High volumes of political mail in the run-up to May’s snap election helped to slow the decline in Royal Mail’s UK business during its first quarter, but the company still relied on its overseas businesses to register overall revenue growth.
Revenues from UK letters in the three months to June 25 were 4 per cent lower than the same period last year, but the company said this would have been worse were it not for “higher than expected revenue associated with the UK political parties’ 2017 general election mailings”.
Growing revenues from parcel deliveries also helped to offset some of the decline in letters, and total revenues from the UK business slipped 1 per cent.
The FTSE 100 group has been battling a structural decline in paper-based correspondence, and is shifting its focus to parcel deliveries which have benefited from the growth of online shopping.
Its UK business also faces shorter-term challenges in the form of economic uncertainty, which has reduced letter volumes, and the threat of strike action due to a dispute over pensions.
Last week the company made a new pension offer to staff after announcing it would close its existing defined benefit scheme, but the union representing its frontline workers has maintained its opposition.
Royal Mail’s GLS business, which operates parcel delivery networks across Europe and North America, increased revenues by 6 per cent year on year. The overseas growth meant that overall revenues in the period increased by 1 per cent.

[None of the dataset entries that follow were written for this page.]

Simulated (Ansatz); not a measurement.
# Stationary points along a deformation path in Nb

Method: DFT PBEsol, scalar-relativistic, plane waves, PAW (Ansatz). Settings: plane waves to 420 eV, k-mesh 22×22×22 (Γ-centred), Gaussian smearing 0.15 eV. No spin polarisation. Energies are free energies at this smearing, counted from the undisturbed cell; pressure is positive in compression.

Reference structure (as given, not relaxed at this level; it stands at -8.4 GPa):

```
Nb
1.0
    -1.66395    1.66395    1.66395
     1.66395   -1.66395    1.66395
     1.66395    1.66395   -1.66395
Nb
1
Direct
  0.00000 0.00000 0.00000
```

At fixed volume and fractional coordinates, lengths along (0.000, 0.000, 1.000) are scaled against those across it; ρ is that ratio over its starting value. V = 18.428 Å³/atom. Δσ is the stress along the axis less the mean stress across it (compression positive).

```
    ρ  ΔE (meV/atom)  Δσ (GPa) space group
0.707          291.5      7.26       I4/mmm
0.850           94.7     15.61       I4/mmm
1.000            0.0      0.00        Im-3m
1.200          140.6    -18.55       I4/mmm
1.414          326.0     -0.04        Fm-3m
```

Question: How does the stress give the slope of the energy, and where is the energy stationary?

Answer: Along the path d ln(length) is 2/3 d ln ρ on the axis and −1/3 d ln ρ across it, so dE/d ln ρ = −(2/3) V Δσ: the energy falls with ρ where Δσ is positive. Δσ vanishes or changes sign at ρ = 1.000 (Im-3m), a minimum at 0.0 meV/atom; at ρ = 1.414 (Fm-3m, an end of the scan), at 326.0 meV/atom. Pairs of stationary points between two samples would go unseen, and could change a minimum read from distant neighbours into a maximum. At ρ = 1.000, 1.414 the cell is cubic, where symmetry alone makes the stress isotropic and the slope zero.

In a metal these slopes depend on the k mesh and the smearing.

Moya Greene, Royal Mail chief executive, said:
GLS continues to be a driving force for the Group. Its ongoing, focussed international expansion is increasing our geographic diversification, scale and reach. In UK, parcels, our quality of service and improved product offerings are driving high levels of customer satisfaction and attracting new customers and higher volumes. Our performance in letters was better than we expected, despite continued business uncertainty in the UK.